Mark Leslie's Pan Seared Grouper Mediterranean

MONTGOMERY, AL (WSFA) - The Mediterranean diet's claim to health fame is a focus on seafood, lean meats, vegetables, fruits and extra virgin olive oil. With easy access to fresh Alabama Gulf seafood, it is easy to bring the healthful ideas behind the Mediterranean diet straight to your dinner table.

Pan Seared Grouper Mediterranean

4 6- to 8-ounce grouper filets (scamp, amberjack or red snapper may be substituted)

Kosher or Sea salt

Freshly ground black pepper

2 tablespoons extra virgin olive oil

Zest and juice of 2 lemons (approximately 1/4 cup juice)
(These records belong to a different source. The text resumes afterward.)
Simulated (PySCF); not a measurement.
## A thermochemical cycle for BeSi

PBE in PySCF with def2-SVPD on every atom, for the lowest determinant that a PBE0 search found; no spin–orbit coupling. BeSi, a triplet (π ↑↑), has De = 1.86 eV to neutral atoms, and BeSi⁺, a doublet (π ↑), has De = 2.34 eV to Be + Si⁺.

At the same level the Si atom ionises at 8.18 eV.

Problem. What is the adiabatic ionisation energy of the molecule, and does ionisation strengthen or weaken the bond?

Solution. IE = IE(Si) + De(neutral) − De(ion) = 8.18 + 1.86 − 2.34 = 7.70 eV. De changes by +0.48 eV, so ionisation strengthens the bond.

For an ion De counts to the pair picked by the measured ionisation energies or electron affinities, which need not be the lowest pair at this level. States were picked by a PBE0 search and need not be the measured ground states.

2 tablespoons capers, rinsed

1/2 cup white wine

Garnish with freshly chopped Italian flat-leaf parsley

Lemon wedges

Lightly season each side of the filets with salt and pepper.

In a large non-stick skillet, heat the oil. When hot, add the grouper filets, "skin side" down, cooking until the bottom is nicely browned and golden, 3 to 5 minutes. Turn the filets over and then add the lemon juice, zest, capers and wine. Cover the pan (in case the wine starts to "pop" when added to the fish), cooking the filets until done—the flesh is firm and flakes when tested with a small knife, about 4 to 6 minutes.

Plate the filets and pour the lemon/caper pan sauce over the filets, garnishing with chopped parsley. Serve with lemon wedges.

Serves 4.

*Serve with Roasted Fingerling Potatoes & Vegetables (See recipe here)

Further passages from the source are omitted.